ITALIAN masters         

 
 

 

ALESSANDRO TIARINI

(Bologna, 1577 – 1668)

 

Saint Domenic and an Angel

 

Oil on canvas; 105.5 x 138.7

By Daniele Benati:

The saint, seen from below to emphasize the gesture of his left arm pointing upward, is portrayed in the act of preaching from a pulpit on which rests a golden cup full of roses, mixed with rosary beads. Next to him is an angel who is intent on tying a bunch of purple and white roses with string. The absence of a black cloak, characteristic of Dominican apparel, might suggest a saint of a different order, such as a Carthusian: and it is for this reason that in the past the principal figure in this painting had been identified as St. Bernard, who, however, had no relation to the cult of the Rosary. In fact, the white robe and hood are characteristic of the order of Preachers founded by St. Dominic, who only wear the black cloak outside the monastery and certainly not, as in this case, while preaching in church. There is no doubt, therefore, that the protagonist of the canvas is precisely Domenic, who, following a miraculous apparition of the Madonna, is credited with the invention of the Rosary: sometimes referred to as a "garland" of prayers to the Virgin.

The painting qualifies as an important addition to the known works of the Bolognese painter, Alessandro Tiarini, to whom it plainly belongs on stylistic grounds. There is little information about its ancient provenance, but the painting might have been owned by one of the many Companies of the Rosary that arose after the victory of the Catholic League over the Turks at the Battle of Lepanto (1571).  The practice of gathering to recite the Rosary, which was already quite widespread, was made official by Sixtus V. Given the frequent use of religious subjects in paintings destined for the decoration of private interiors, one can not however exclude the possibility that this painting was intended to be positioned on the upper level of a gallery hanging, and thus seen from below (di sotto in su).

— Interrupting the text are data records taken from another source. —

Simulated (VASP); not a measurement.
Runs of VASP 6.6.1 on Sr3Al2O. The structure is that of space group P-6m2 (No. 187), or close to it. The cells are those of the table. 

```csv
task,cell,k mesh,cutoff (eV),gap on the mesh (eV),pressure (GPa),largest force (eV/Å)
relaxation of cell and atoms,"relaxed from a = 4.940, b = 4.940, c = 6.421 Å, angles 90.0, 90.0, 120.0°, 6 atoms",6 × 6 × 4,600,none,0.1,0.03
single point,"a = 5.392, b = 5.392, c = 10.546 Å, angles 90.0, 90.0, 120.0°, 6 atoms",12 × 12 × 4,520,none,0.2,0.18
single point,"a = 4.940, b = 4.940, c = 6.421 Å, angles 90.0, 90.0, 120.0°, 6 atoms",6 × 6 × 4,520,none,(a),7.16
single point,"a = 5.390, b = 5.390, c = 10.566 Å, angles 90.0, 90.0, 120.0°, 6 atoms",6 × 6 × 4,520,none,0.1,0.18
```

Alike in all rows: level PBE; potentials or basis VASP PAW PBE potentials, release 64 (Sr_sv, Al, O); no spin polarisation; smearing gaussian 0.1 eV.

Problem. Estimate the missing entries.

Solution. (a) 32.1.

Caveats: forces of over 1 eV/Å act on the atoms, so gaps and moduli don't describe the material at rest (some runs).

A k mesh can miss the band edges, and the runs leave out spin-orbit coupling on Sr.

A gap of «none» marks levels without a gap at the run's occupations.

The stylistic considerations in the painting allow us to place its execution within the highest phase of Tiarini's activity. The typology adopted for the face of the saint, traits of a mature and passionate man, was already used by the painter in the 'Quadrone' (huge painting) of the Miracle of San Domenico that adorns the entrance to the chapel of the mother-church of Bologna in which the body of the founder (1614) is conserved.  The strong chiaroscuro and emphatic gestures, that give rise to powerful trajectories, are typical of the painter during his prolonged activity in Reggio Emilia (1618-1630), as has often been pointed out, and which constitutes the highest and most productive period of his career. In this regard I would draw attention to the frescoes in the west transept of the Basilica of Our Lady of Ghiara, where a similar impetuosity of gestures can be found in the Meeting of Deborah and Barak (1619), or, in the same church, the decoration of the chapel of Monte di Pietà (also in 1619), where the angels with the symbols of the Passion are robust, working class youths, like the one depicted in our painting. I would be remised not to mention a painting executed probably in the same years and sent from Reggio to Bologna, the beautiful Ecstasy of Saint Catherine of Siena (Bologna, Pinacoteca Nazionale), and, for the same type of dynamic composition, a painting of such a different subject such as Rinaldo and Armida in the collection of the Banca Popolare Emilia Romagna.

These are works in which you identify the unusual path followed by Tiarini towards a "Baroque" principle, that is, clarity of subject matter, which was demanded by the Council of Trent, a kind of "illustrated book" for the uneducated (Biblia pauperum). The care taken by the painter in studying the preliminary study of the texts for his subject matter is well known.  The painter’s aim was twofold to demonstrate the detailed richness of the story, while at the same time to lead to a clear understanding of the meaning contained. Tiarini was described by Carlo Cesare Malvasia as "a great reader": "He possessed too quick and fertile a conception; and yet still before beginning a painting, he read the texts that contained the facts about the story to be represented very well and deeply; reflecting afterwards on the place, the time, the occasion, the means, the purpose, and in short, every circumstance, every incident, in order to then be able to safely play with the embellishments, but never deviating from the real truth as to the essence and substance ".

In our painting the image is born from a careful reflection on the intended meaning: the fervent gestures of the saint restores his commitment to convey to the listener the values of his faith; moreover the playful episode of the angel who carefully composes bunches of wild roses suggests the value of prayer, addressed to the Virgin with a pure soul and full dedication. The use of light contributes to the dramatic effect in that it helps the saint to emerge in his white habit from the darkness of the background suggested by his illuminated gaze, he looks beyond the pulpit that marks the space in which the viewer stands.  [In other words he speaks directly to us, as well as the faithful crowd behind us.]

It is also known how such powers of observation were developed by Tiarini, first thanks to his apprenticeship with Bartolomeo Cesi and then through frequent visits to Florence (where he was sheltered in order to escape the consequences of a dispute) and finally Passignano. In Bologna he strengthened his pictorial vein with the examples of Ludovico Carracci and his most gifted students, so as to acquire a highly composite physiognomy that remains coherent and personal. The painting in question, which can also be recommended for its excellent state of preservation, constitutes an absolutely paradigmatic and unforgettable example.